You are given a list of n float numbers x_1, x_2, x_3, … x_n, where x_i > 0. A traveler starts at point (0, 0) and moves x_1 metres to the north, then x_2 metres to the west, x_3 to the south, x_4 to the east and so on (after each move his direction changes counter-clockwise).
Write an single-pass algorithm that uses O(1) memory to determine, if the travelers path crosses itself, or not (i.e. if it’s self-intersecting)
e.g.
2 1 1 2 -> crosses
1 2 3 4 -> doesn’t cross

Note that, the traveller is actually moving in spiral (either decreasing or increasing) with only exception that while moving in a outward (or increasing) spiral the traveller can change its direction to a inward (or decreasing) spiral.

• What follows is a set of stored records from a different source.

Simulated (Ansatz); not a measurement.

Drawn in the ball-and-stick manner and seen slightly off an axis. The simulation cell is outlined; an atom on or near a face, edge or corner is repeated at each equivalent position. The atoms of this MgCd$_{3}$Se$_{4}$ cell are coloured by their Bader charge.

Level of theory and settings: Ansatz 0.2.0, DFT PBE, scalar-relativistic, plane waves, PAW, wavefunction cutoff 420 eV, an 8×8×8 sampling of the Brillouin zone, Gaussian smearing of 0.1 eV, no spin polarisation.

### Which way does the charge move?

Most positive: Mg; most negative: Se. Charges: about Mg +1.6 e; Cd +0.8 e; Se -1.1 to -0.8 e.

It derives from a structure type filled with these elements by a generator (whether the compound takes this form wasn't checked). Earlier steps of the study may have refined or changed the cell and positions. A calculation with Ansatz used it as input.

So, it is clear that the travelers path doesn’t cross as long as the spiral in increasing or decreasing. But if the traveler starts with a increasing spiral and then at some point it moves into an decreasing spiral, we need to check whether the changing move itself crosses the increasing spiral the traveller was moving on just before the move.

For example, if the moves are s1=[2, 1, 4, 4, 3, 2, 2, 1, 1] the we can see that there is a increasing spiral and then it changes to a inward spiral with no self-intersection. In case of s2=[2, 1, 4, 4, 3, 3, 2, 1, 1] we can see that 6th move intersect with first move. (s= start, e=end)

 __                                                       __                                  
|  |   ____ 						 |  |_______ 
|  |s |    |						 |  |s |    |
|     |__e | 						 |     |__e |
| ________ |						 | ________ |

    (s1)						    (s2)

public static boolean isCrossed(double[]  s){
	//base case 
	if(s.length < 4){
		return false;
	}
	if(s[0] >= s[2] && s[3] >= s[1]){
		return true;
	}
	
	//test if the moves are on outward increasing spiral
	int i = 3;
	while(i < s.length){
		if(s[i] > s[i-2] && s[i-1] > s[i-3])
			i++;
		else break;
	}
	
	//if we visited all the moves then there is no intersection
	if(i == s.length){
		return false;
	}
	
	//otherwise moves are on a decreasing inward spiral starting from i
	//we first need check if the two spirals are crossing each other which can only possible
	//when edge i+1 crosses edge (i-4)  or edge i+1 crosses edge i-2 (if exists)
	
	if(i < s.length && i > 3 && s[i + 1] >= (s[i - 1] - s[i - 3])){
		if (s[i] >= (s[i - 2] - s[i - 4]) || s[i + 1] >= s[i - 1])
    		return true;
	}
	
	//if two spiral didn't intersect then check for decreasing s
	while(i+3 < s.length){
		if(s[i] > s[i+2] && s[i+1] > s[i+3]){
			i++;
		}
		else break;
	}
	
	//if we visited all the moves then there is no intersection
	if(i+3 == s.length){
		return false;
	}
	
	return false;
}